Wall Street flat as investors await bank quarterly earnings

A file picture of traders at work on the floor of the New York Stock Exchange (NYSE). PHOTO: AFP
A file picture of traders at work on the floor of the New York Stock Exchange (NYSE). PHOTO: AFP

NEW YORK (REUTERS) - U.S. stocks were little changed on Monday as investors braced for a busy week of quarterly results from major U.S. banks and several Dow 30 companies.

EMC's shares were up 2.6 per cent at US$28.60 after Dell said it would buy the data storage company in a US$67 billion deal. VMware, which is majority owned by EMC, fell 6.6 per cent to US$73.46.

At 9:36 a.m. ET, the Dow Jones industrial average was down 9.12 points, or 0.05 per cent, at 17,075.37. The S&P 500 was down 2.23 points, or 0.11 per cent, at 2,012.66 and the Nasdaq composite index was down 0.74 points, or 0.02 per cent, at 4,829.73.

Six of the 10 major S&P sectors were down, with the energy sector's 1.2 percent fall leading the decliners.

JPMorgan kicks off bank earnings on Tuesday, with Goldman Sachs, Bank of America, Wells Fargo and Citigroup reporting through the week.

Financial companies are expected to show earnings growth of 8.4 percent, down from the 14.8 per cent expected at the start of the third quarter.

The financial index has been under pressure due to worries about banks' trading revenue and the health of the global economy.

The Federal Reserve added to the uncertainty by deciding to keep interest rates unchanged at its September meeting. Banks would benefit from a hike in rates, which have not been raised since 2006.
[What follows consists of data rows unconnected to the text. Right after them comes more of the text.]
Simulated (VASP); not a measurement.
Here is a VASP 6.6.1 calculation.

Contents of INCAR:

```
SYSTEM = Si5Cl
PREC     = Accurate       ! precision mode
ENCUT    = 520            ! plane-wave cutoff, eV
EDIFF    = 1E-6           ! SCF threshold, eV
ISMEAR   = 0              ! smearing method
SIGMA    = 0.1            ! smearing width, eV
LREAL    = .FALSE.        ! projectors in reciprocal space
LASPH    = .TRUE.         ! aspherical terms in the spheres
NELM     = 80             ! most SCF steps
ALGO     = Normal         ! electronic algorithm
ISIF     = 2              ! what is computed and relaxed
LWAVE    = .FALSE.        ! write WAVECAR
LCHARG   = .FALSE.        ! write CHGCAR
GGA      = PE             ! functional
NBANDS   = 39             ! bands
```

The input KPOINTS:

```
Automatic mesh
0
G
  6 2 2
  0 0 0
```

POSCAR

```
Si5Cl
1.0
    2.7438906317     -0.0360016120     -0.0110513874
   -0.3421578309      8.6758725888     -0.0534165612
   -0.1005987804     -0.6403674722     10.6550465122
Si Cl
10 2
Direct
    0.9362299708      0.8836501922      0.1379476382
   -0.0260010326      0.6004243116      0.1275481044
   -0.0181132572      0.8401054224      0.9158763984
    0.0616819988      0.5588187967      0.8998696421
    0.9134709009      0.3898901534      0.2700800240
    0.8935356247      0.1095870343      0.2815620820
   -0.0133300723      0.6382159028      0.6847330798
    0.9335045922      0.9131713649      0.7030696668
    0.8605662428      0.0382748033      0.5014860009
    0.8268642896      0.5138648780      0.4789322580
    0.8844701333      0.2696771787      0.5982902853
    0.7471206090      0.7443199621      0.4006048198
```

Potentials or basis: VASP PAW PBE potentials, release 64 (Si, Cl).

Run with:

"We had concerns about emerging markets and uncertainty in the Fed. So the dip we had in late August, we've retraced the losses to a good amount," said Andre Bakhos, managing director at Janlyn Capital in New Jersey. "Earnings are now going to give investors a little more evidence of what's really going on."

Mr Bakhos expects a muted trading session on Monday as banks remain closed for the Columbus Day holiday.

Fed Vice Chairman Stanley Fischer said on Sunday the central bank was still likely to raise interest rates this year, unless global economic conditions push the U.S. economy off course.